Trying to make sense of the debate around housing and heritage in Mt Victoria? Here’s some information that may help.
The Wellington City Council recently finalised the Spatial Plan for the city.
The Spatial Plan consultation occurred last year, and proposed significant changes to inner city suburbs like Mt Victoria. Pre-1930s demolition rules would be removed for around two-thirds of the suburb, and new height rules imposed that would have allowed developments of four to six storeys outside of character sub-areas, with no notification required.
Mt Victoria residents were firmly opposed to this – as part of council consultation, 60% of Mt Victoria residents said they did not support the inner suburbs proposals, including 53% who strongly disagreed.
Based on consultation across the city, the WCC considered a revised Plan, which you can read about in this council document (see page 25). Planning and environment committee meeting agenda 24 June 2021
This proposal from council officers put back some of the heritage protections removed in the draft.
However councillors agreed to revert to the original boundaries of the draft spatial plan.

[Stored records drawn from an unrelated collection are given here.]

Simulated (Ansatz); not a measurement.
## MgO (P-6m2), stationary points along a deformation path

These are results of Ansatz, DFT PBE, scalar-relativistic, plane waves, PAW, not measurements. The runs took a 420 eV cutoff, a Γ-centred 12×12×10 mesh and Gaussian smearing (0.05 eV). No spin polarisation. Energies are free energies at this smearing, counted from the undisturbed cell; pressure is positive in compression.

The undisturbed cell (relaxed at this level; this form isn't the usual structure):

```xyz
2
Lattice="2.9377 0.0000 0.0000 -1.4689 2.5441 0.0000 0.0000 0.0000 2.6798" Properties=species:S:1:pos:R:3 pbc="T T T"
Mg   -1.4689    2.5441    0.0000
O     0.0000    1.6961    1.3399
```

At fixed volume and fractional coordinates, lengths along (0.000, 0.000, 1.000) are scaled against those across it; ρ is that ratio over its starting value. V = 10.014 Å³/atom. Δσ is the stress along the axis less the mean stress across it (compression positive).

Mount Victoria Historical Society view
- Increasing housing supply is important, but it’s just one part of the picture; low interest rates and favourable investment conditions are other significant factors in the high price of houses currently
- Since the draft Spatial Plan was released in 2020, the council revised its projected numbers for the inner city suburbs down very significantly, from an additional 14,000 people to an additional 4,731. WCC now says that Mt Victoria only needs to accommodate between 92 and 188 new dwellings, (223 – 454 people) over 30 years. We estimate that new houses are actually being built faster than this right now, under current policy settings!
- There is plenty of other under-utilised land available in Wellington, that makes much more sense to develop first: Te Aro flat and Adelaide Road are prime examples. This land – currently occupied by car yards, storage facilities, restaurants, retail, and so on, could be turned into vibrant precincts that accommodate housing along with commercial operations. This has the benefit of being aligned with plans for infrastructure development, such as water pipe upgrades.
- Mount Victoria is already densely packed – in fact, we are one of the most densely populated suburbs in Wellington.
- Currently, 60% of Mount Victoria residents are renters. That will change if big old houses, currently rented out, are demolished and turned into expensive townhouses. This will lead to a loss of diversity.
- Mount Victoria’s heritage is nationally and internationally recognized. Once it has gone, it is gone for good, so decisions about its future should be considered very carefully.
The council will now start to consider the district plan, which is where the planning rules are set.